Tentative Lumber Agreement Seen as Risk to U.S. Lumber Market


Ottawa, Ontario, Canada, 31 July 2006 -- /PRNewswire/ -- A managed trade agreement to end the dispute between Canada and the United States over lumber duties that was initialed by both sides in Geneva, Switzerland, earlier this month raises serious concerns for the nation's home builders, Barry Rutenberg, a member of the National Association of Home Builders (NAHB) Executive Committee and a builder from Gainesville, Florida, told the International Trade Committee of the Canadian House of Commons today.

Rather than producing stability and predictability, he said, the agreement "would disrupt the market" by imposing border taxes and quotas designed to constrain Canadian lumber imports into the United States. "Under the agreement, the most severe penalties would apply whenever prices are below $315 per 1000 board feet," Rutenberg said. The price reported by Random Lengths last Friday was $302, and if the agreement were in force today it would be exerting upward pressure on lumber prices at a time when the market is pushing them down.

Rutenberg also indicated that the agreement was a matter of bad timing, with Ottawa nearing a satisfactory resolution to its quest for free lumber trade through the North American Free Trade Agreement process, the World Trade Organization and the U.S. Court of International Trade, an effort that has brought Canada a series of judicial victories.

"With regard to the litigation, the suspension of the Extraordinary Challenge has blocked the near-certain confirmation of the NAFTA rulings against the subsidy allegations," he said. "But two key decisions by the U.S. Court of International Trade have placed ultimate victory within reach. Any legal claim by the U.S. lumber coalition to the duties has been eliminated, and a three-judge panel has unanimously found that the ploy used by the U.S. government to avoid implementing the NAFTA decision on injury was illegal."

The recent rulings against the United States also "provide valuable support for the efforts of NAHB and other lumber consumers to discredit unfounded allegations that Canadian lumber is unfairly traded, and to build support in the U.S. Congress for free trade in lumber," Rutenberg said. "Those efforts are devastated, however, by an agreement that looks like a confession of Canadian wrong-doing."

With the last-minute insertion of a provision allowing the United States to terminate the agreement after 23 months, Rutenberg said that "the only predictable thing about conditions under the agreement is that the U.S. lumber coalition will seize every opportunity to undermine market forces and harass Canadian producers and Canadian governments."

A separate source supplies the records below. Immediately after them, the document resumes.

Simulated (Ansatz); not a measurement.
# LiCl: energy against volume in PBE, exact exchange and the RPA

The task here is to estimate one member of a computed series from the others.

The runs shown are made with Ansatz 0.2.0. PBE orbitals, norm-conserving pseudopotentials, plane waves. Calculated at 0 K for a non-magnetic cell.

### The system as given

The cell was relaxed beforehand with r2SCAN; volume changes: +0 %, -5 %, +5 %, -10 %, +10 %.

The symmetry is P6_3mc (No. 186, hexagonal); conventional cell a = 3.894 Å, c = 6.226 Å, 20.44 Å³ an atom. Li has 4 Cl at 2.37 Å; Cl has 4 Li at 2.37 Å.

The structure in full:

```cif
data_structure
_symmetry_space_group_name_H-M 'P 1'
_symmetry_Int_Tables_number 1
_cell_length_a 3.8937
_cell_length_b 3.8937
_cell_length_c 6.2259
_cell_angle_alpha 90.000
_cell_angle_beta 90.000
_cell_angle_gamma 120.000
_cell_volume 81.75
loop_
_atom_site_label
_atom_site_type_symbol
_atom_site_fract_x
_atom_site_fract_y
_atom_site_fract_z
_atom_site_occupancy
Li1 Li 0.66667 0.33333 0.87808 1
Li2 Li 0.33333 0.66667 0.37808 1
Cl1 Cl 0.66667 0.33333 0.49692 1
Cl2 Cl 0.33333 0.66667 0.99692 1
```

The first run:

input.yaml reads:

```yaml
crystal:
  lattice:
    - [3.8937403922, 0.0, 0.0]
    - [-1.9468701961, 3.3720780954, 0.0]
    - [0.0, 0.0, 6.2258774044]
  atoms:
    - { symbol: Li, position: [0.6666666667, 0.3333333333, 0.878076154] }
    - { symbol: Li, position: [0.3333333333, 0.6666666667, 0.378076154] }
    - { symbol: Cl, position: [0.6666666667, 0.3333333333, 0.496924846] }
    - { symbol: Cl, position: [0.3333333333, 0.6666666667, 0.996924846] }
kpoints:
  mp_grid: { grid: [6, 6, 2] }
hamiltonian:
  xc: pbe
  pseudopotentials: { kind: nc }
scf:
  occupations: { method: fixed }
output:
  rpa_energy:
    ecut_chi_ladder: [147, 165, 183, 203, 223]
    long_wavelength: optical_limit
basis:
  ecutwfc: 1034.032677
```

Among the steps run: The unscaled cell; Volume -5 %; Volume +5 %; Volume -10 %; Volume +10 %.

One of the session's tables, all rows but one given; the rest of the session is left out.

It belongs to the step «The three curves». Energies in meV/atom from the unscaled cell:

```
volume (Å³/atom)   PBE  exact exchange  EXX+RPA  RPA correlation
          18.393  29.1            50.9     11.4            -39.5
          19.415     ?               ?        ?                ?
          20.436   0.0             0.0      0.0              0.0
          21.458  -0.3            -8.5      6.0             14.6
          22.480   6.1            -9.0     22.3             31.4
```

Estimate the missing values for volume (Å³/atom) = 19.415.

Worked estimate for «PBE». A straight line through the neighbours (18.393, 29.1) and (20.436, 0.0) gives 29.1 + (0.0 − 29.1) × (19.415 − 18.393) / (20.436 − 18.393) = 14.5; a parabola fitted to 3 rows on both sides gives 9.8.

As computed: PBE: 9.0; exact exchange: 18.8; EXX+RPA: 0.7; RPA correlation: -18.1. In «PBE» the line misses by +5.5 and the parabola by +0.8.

It has become even more difficult for the U.S. lumber coalition to make a credible case for injury or subsidy, which is the justification for current duties of 11%, Rutenberg said, because a surge in European imports reduced Canadian lumber to 33.4% of U.S. consumption in 2005, the smallest market share in more than a decade, and because provincial timber sales, especially in British Columbia, "have become more transparently based on market value."

The tentative Geneva-managed agreement calls for the United States to return $4 billion in duties to Canada and would allow it to keep about $1 billion, half of which would go to the domestic lumber firms that originally brought suit against their Canadian competitors.

For the agreement to be enacted, at least 95% of the Canadian companies who currently have duties on deposit with the U.S. Customs Service must agree to end their litigation claims, forfeit a portion of their duties to the United States, and abide by the terms of the accord.